Fall Home & Design: Frame of 18th-century Connecticut house becomes an antique yet modern home for Potomac family

By Jura Koncius,September 21, 2012
  • : This old frame: A modern home with history:Couple resurrected an 18th-century Connecticut farmhouse in Potomac.
: This old frame: A modern home with history:Couple resurrected an 18th-century… (/ )

On a meandering woodsy lane in Potomac, past a 1950s ranch and a couple of McMansions, sits a barn-red house with a cedar shake roof that looks as if it belongs to an 18th-century New England village.

It does.

The main section of the shingled home is actually the frame of a 1790 Colonial Connecticut farmhouse. An adjoining new wing that echoes the Colonial style seamlessly adds more living space, storage and a garage.

Inside, five fireplaces, weathered oak beams, wide-plank wood floors and hand-wrought door hinges create a warm setting for graceful antiques — tavern tables, four-poster beds — some of them family heirlooms. The rolling green property, called Chestnut Hill, is enclosed by stone walls and white fences, and includes a small barn and a guesthouse, both painted the same warm brick-red color.

At Chestnut Hill, Jim and Linda Hobbins have curated an 18th-century backdrop for 21st-century living. Jim, 70, a historian and retired Smithsonian official, and Linda, 67, a flower designer, raised five children here, adding their own family lore to the historic structure that they rescued and repurposed.

Growing up here was a blast. “It was a wonderful house full of character and unique furnishings. Some of my fondest memories have to do with ponies and dogs,” says the youngest Hobbins, Emily, 31, now a Washington lawyer. “It was a little girl’s dream.”

While their playmates may have had wall-to-wall carpeting, Disney comforters and traditional doorknobs, the Hobbins kids, four daughters and a son, were raised with braided rugs and handmade quilts and wrought-iron door latches. They ate dinner on a 200-year-old sawbuck pine table, hung their jackets on a Shaker pegboard. Two antique clocks struck every hour on the hour; Jim calls them “the heartbeat of our home.” Tin sconces gently illuminated the rooms.

Other kids were always amazed that the Hobbinses’ stove and fridge were hidden from the rest of the kitchen, behind a pine batten door. “Friends would ask, ‘Where is your refrigerator?’ ” recalls Susie Hobbins, 40, the oldest sibling and now a psychiatrist in Pittsburgh. She remembers the frame unfolding from a pile of old beams. “The house was always so special to us. It kind of grew with the children, and my parents have moved along with it.”

Today, Jim and Linda share Chestnut Hill with two cats and a Saint Bernard. When the second generation comes over, some with their own spouses and children, they never know where they might find the Portuguese side chairs or the red tartan camelback sofa. “My wife’s idea of cleaning is to rearrange the furniture,” Jim says. “It moves every week.”

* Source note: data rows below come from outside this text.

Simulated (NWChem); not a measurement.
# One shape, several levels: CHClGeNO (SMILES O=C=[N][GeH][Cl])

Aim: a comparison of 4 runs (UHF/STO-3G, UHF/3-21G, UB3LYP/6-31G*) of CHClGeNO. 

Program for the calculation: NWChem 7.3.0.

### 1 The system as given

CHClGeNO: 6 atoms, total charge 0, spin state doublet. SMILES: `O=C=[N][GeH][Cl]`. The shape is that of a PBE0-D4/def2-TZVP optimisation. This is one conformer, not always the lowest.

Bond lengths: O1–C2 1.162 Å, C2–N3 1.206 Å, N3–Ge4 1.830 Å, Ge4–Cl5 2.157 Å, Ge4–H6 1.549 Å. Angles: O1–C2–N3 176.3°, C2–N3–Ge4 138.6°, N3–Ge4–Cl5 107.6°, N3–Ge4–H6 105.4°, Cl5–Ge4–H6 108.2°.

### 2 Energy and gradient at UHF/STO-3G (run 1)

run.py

Linda says rearranging brings new energy to a room. “It’s also my way of making the old have an air of new.”

* * *

Jim Hobbins always felt the pull of American history. He grew up in a Montclair, N.J., house full of period furniture collected by his mother. “My parents had a Williamsburg Colonial-style home. When you walked in, you could smell history,” Hobbins says. “Clearly, I got my inspiration from what [my mother] was doing.”

Jim received degrees in American history from Cornell and Temple and joined the Smithsonian in 1967 to work on the papers of the institution’s first secretary, Joseph Henry. He then became special assistant and later executive assistant to four Smithsonian secretaries, working on budget, personnel and policy matters, and serving as their liaison to the Smithsonian’s Board of Regents. He also became director of the Smithsonian’s first two historic buildings, the Castle and the Arts and Industries Building. He retired in 2007 after a dispute over the proper procedure for handling transcripts of a regents’ meeting. To honor Hobbins’s 40 years of service, the three ottomans in the commons of the Smithsonian Castle were named after him. Since his retirement, Hobbins has spearheaded an effort to select and fund a qualified historian to write the history of the Smithsonian and co-founded the Smithsonian Alumni Program.

History continues to be a passion. Note his current beside reading: “Founding Rivals: Madison vs. Monroe” by Chris DeRose.

Linda, one of eight children, was raised on a farm near Wheelersburg, Ohio, and often rode horses. Her father was interested in flowers and gardens. After graduating from Eastern Kentucky University, she came to Washington to work for the Red Cross and met Jim at a party in 1969. They married in 1970.

“I used to think antiques were stuffy and uninteresting,” Linda recalls. “But when I came to Washington, I went to the Salvation Army and got a wingback chair and a Victorian dry sink.”